[Date Prev][Date Next]
[Chronological]
[Thread]
[Top]
(ITS#3564) Programatic Insert Scaleability Problem
Full_Name: Dan Armbrust
Version: 2.2.23
OS: Fedora Core 3
URL: ftp://ftp.openldap.org/incoming/
Submission from: (NULL) (129.176.151.126)
With signifigant indexing enabled, openldap seems to be incapable of scaleing up
to even moderate sized databases - when you are loading a running server (rather
than an offline bulk insert)
If I start with a blank, clean database - here is the behavior I see.
The first ~200,000 entries or so (times about 5 attributes per entry) take about
2 minutes per 10,000 entries.
Then it starts getting slower. By the time I get to entry 300,000 - it is
taking ~45 minutes per 10,000 entries.
Then it starts jumping around - sometimes taking a 1/2 hour per 10,000 sometimes
3 hours per 10,000.
Finally, usually somewhere around 600,000 concepts, it just kicks the client out
with some odd error message - it changes from run to run. The most recent
example was:
javax.naming.NamingException: [LDAP: error code 80 - entry store failed]

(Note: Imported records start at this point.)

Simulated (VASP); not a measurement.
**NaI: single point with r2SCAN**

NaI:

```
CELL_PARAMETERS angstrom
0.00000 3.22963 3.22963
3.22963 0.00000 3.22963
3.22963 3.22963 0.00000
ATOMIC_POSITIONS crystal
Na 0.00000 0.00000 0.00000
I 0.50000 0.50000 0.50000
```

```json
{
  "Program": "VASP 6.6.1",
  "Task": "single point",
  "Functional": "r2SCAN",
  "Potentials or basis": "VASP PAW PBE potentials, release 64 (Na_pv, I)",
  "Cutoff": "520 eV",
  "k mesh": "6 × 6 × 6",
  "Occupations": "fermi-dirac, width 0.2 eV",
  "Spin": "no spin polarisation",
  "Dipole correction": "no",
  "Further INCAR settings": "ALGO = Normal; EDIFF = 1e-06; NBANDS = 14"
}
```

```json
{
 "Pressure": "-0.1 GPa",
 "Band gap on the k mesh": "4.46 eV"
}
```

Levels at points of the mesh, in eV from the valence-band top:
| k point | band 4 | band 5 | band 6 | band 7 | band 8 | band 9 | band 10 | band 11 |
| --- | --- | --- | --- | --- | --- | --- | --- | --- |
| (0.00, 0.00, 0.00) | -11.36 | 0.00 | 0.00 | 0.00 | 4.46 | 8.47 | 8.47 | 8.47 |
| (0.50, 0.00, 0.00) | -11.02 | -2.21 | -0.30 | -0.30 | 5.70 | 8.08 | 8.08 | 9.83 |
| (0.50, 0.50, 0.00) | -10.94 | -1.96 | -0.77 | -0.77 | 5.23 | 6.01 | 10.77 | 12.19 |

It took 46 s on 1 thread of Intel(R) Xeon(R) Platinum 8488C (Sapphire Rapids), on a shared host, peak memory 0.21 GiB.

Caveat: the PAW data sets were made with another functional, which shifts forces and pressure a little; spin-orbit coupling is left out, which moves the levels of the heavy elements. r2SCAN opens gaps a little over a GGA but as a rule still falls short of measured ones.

After this happened - I could no longer connect to the ldap server with any
client - the server actually crashed when I tried to connect to it. But then
when I restart the server, it seems to run fine, at least for browsing. I
currently don't have the ability to resume my inserts - so I haven't been able
to tell if the insert speed would be good again after a restart, or if it would
stay as slow as it was at the end.
The database size was only 3.6 GB when it failed - I have loaded 16 GB databases
with slapadd before. Why does this work in slapadd - but not when it is done
with slapd?
Config info:
Openldap 2.2.23
BerkeleyDB 4.2.52(.2)
bdb backend
DB_CONFIG file:
set_flags DB_TXN_NOSYNC
set_flags DB_TXN_NOT_DURABLE
set_cachesize 1 0 1
Useful? bits from the conf file:
schemacheck on
idletimeout 14400
threads 150
sizelimit 6000
database bdb
suffix "service=test,dc=LexGrid,dc=org"
directory /localwork/ldap/database/dbdanTest
checkpoint 512 30
index objectClass eq
index conceptCode eq
index language pres,eq
index dc eq
index sourceConcept,targetConcept,association,presentationId eq
index text,entityDescription pres,eq,sub,subany
You can see the schema here if you desire:
http://informatics.mayo.edu/index.php?page=102
It appears that the performance tanked when the database grew to about twice the
size of the cache - and the whole thing crashed when it got to 3 times the size
of the cache.
What is the point of a database, if it is limited to only holding twice the
amount of what you can put into RAM?